1) Build talent pipelines for the future…and start now – If a business is serious about meeting Emiratisation targets, there’s no better time to start developing talent pipelines than now. Doing so can aid an organisation in securing a healthy long-term stream of talented professionals into the workforce. Etihad is a perfect example of this. The airline recognised that there simply weren’t enough locals with the required skills so it looked to develop the talent from the ground up. At the start of the project the local element of the workforce stood at around 2% and by 2013 had risen to 22%. So if businesses are serious about meeting targets, get started right away.

2) Compete on pay and benefits – Currently, many government organisations offer very attractive packages to nationals. And unfortunately there’s no ‘clever’ solution to this for the private sector. If companies want to compete for Emirati talent they simply have to develop employment offerings that at least match that of public sector organisations. Paying higher salaries is one factor that can entice nationals to join but businesses should also be creative when it comes to offering different benefits and flexible working hours.

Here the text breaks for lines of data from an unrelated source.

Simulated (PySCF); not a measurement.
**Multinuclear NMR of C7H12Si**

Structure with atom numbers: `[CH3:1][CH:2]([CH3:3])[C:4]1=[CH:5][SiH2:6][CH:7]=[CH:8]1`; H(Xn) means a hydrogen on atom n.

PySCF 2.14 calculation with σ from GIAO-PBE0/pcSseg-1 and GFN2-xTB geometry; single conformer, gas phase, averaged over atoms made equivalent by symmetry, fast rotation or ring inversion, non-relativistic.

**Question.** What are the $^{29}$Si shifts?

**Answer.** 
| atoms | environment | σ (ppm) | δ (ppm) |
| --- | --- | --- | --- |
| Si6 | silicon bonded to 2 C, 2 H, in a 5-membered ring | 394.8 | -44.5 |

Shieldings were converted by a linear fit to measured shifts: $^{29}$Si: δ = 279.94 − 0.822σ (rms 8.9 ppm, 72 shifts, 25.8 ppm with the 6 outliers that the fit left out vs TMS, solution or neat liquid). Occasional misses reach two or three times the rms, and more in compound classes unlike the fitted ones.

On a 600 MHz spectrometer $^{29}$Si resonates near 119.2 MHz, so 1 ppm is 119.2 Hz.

3) Use your expats more imaginatively – With such a large expat community in the region and with so many professionals holding powerful positions in commerce and industry, it seems a waste not to utilise them to their full extent. Why not follow the example of China where foreign talent is not only taken on to fulfil business-critical roles but also to train, shape and develop national talent and, ultimately, pass on their skills? By allowing Emiratis to shadow and learn from expats, organisations have a greater chance of keeping skill sets in the country once these professionals return home.

4) Fully integrate the locals – If firms want to secure Emirati professionals and make them feel valuable it’s absolutely crucial to integrate them fully into business operations. This means not just employing them in the U.A.E but also allowing them to experience international opportunities and take part in learning and development initiatives. By doing this it’s more likely the individual will feel more like a valued part of the organisation, rather than just being there to meet quotas.

5) Don’t compromise on talent – Which leads on to the final point, don’t hire a national for the sake of it. Talent is the most important part of any organisation and it’s therefore vital to get recruitment strategies right. Regardless of the situation businesses shouldn’t just hire on the basis of tokenism. Doing so can jeopardise the future success of the organisation. By developing a longer term process, in a similar way to Etihad, companies will have a greater chance of securing talent who can both aid their growth and help to meet Emiratisation targets.